IN A seismic move, ten clubs ceded from the Namibia Premier League barely hours after concluding a virtual meeting with government's committee of eminent persons (CEP) on Monday evening.
The clubs are, however, not yet members of the Namibia Football Association's Top Tier League which they have been "provisionally accepted" for.
They still have "constitutional requirements" to fulfil and be vetted by the NFA executive on 24 October, with full admission to be granted on 5 December, says acting secretary general Franco Cosmos.
This includes submitting "minutes of its last congress, annual general meeting or constitutional meeting" as part of affiliation requirements.
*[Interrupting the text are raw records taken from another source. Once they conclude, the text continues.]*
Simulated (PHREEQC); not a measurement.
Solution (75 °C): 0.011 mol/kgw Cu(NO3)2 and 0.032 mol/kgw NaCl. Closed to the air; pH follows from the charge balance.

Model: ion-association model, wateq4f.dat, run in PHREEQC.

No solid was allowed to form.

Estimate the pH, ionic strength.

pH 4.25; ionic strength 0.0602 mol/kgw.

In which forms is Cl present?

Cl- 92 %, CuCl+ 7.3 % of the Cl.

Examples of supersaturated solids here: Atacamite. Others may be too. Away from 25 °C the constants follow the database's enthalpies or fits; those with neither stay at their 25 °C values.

Additionally, they must present their constitution, a declaration that they would adhere to NFA, Cosafa, CAF and Fifa decisions and regulations, and would settle disputes within the prescribed structures only. They must also pay an unspecified membership fee.
Not all applicants have met all requirements, Cosmos said.
The clubs are Black Africa, Tigers, Young African, Civics, Orlando Pirates, Citizens, Julinho Sporting, Mighty Gunners, Young Brazilians and Blue Waters.
" . . . the secretariat shall soon convene a working session to acquaint you with the association league model and governance as well as all requisite considerations, for the purpose to constitute a top-tier league properly," Cosmos wrote to the clubs earlier on Monday.
They will notify the NPL, which ignored The Namibian Sport's query on the subject yesterday, of their decision "out of courtesy", the clubs said.
"We were invited by the NFA, we have responded and we got our letters that our application has been successful," said Tigers SC executive Lukas Nanyemba on behalf of the clubs.
"We are here to celebrate that whatever was there is water under the bridge; we are moving forward and we are looking forward to starting football as soon as possible.
"We have reconciled with the current situation and the only way we will feel at home is with the NFA. So, we will respect every decision of the association," Nanyemba continued.
The clubs believe a top flight in unison with the national FA will see the end of power struggles that resulted in lengthy domestic action stoppages over the last decade.
"Who's causing the problem? NPL. We were the members of the NPL. Some of us were part of these problems; today we said enough is enough," said Nanyemba.
"We cannot continue to deprive the Namibian nation and the generations that want to play football, and even the stakeholders, the vendors, the coaches.
"So, we want to move on and play football. So, whatever the NFA tells us to do, we will do. We will abide by those directives," he reiterated.
Monday's development further renders the CEP's existence and mission rudderless, and it is unclear what minister of sport, youth and national service Agnes Tjongarero will do next.
Fifa rejected the CEP and backed the NFA for having axed the NPL through due process.
Having initially defied Fifa, Tjongarero said she would let the NFA operate without undue third-party influence. The change of tact came after Fifa reiterated it would ban Namibia, while the country's football patron and head of state Hage Geingob also said to have heavily reprimanded her.
The NPL, which is left with six teams, is reportedly still clinging to hopes that the Namibia Sports Commission will approve their application to be recognised as a second national football governing body independent of the NFA.
The new organisation, which intends to run a professional league, was initiated by expelled NPL executive members and controversially registered on 29 July as a Section 21 company with the Business and Intellectual Property Authority (Bipa).
"They must respect our decisions as individual clubs. [NPL chairperson Patrick] Kauta never had any mandate from the clubs who are the custodian of NPL to do what he has been doing. He is also expelled, so we cannot be led by them any more," said Young African chairman Maleagi Ngarizemo.
"We warned the exco of NPL since last year about respecting the [NFA] directives and not go to court," he said.
"Since NPL got expelled, Kauta has not called a meeting to decide the future of NPL. Instead, he went with seven clubs to Bipa and registered, so the trust is broken. We will not go back to NPL at all; we have moved on."